Create a Table of Contents based on HTML Heading Elements


Some of my blog posts are long0. They have lots of HTML headings like <h2> and <h3>. Say, wouldn't it be super-awesome to have something magically generate a Table of Contents? I've built a utility which runs server-side using PHP. Give it some HTML and it will construct a Table of Contents.

Let's dive in!

Background

HTML has six levels of headings1 - <h1> is the main heading for content, <h2> is a sub-heading, <h3> is a sub-sub-heading, and so on.

Together, they form a hierarchy.

Heading Example

HTML headings are expected to be used a bit like this (I've nested this example so you can see the hierarchy):

 HTML<h1>The Theory of Everything</h1>
   <h2>Experiments</h2>
      <h3>First attempt</h3>
      <h3>Second attempt</h3>
   <h2>Equipment</h2>
      <h3>Broken equipment</h3>
         <h4>Repaired equipment</h4>
      <h3>Working Equipment</h3>

What is the purpose of a table of contents?

Wayfinding. On a long document, it is useful to be able to see an overview of the contents and then immediately navigate to the desired location.

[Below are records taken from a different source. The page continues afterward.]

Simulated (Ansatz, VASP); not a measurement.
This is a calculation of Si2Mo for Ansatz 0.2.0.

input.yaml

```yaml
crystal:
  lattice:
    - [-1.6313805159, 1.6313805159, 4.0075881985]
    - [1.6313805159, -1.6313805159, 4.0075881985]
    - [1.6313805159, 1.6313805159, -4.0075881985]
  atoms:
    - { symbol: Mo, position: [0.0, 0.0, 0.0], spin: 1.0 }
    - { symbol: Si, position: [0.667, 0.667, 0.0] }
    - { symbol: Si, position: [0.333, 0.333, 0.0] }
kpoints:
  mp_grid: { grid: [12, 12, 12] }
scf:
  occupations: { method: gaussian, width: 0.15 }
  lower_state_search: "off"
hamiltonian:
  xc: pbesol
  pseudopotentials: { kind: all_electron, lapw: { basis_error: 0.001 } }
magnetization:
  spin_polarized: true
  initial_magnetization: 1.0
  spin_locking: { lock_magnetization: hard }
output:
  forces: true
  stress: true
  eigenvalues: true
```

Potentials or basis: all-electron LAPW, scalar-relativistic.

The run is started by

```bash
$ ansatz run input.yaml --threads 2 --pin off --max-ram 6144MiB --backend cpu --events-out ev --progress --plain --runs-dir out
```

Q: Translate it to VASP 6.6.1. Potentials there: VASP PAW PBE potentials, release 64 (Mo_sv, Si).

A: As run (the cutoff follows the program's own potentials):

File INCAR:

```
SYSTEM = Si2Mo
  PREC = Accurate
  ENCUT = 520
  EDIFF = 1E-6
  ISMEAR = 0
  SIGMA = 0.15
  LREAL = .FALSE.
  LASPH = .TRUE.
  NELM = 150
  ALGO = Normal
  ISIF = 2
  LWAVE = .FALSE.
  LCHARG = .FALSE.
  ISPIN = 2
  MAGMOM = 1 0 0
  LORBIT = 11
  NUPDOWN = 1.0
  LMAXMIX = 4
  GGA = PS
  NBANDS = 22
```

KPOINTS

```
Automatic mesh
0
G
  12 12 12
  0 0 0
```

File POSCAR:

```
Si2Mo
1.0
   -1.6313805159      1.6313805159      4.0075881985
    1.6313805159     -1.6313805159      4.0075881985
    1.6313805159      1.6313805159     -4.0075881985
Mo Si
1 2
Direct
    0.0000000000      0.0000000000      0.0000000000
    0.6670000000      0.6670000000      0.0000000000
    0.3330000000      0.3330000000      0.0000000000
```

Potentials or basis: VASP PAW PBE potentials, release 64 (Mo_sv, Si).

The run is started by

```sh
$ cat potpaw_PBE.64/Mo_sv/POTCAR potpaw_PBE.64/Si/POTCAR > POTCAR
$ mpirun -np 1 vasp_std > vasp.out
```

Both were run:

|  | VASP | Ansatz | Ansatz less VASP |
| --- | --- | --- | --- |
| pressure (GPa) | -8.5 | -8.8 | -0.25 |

The ToC has to provide a hierarchical view of all the headings and then link to them.

Code

I'm running this as part of a WordPress plugin. You may need to adapt it for your own use.

Load the HTML

This uses PHP's DOMdocument. I've manually added a UTF-8 header so that Unicode is preserved. If your HTML already has that, you can remove the addition from the code.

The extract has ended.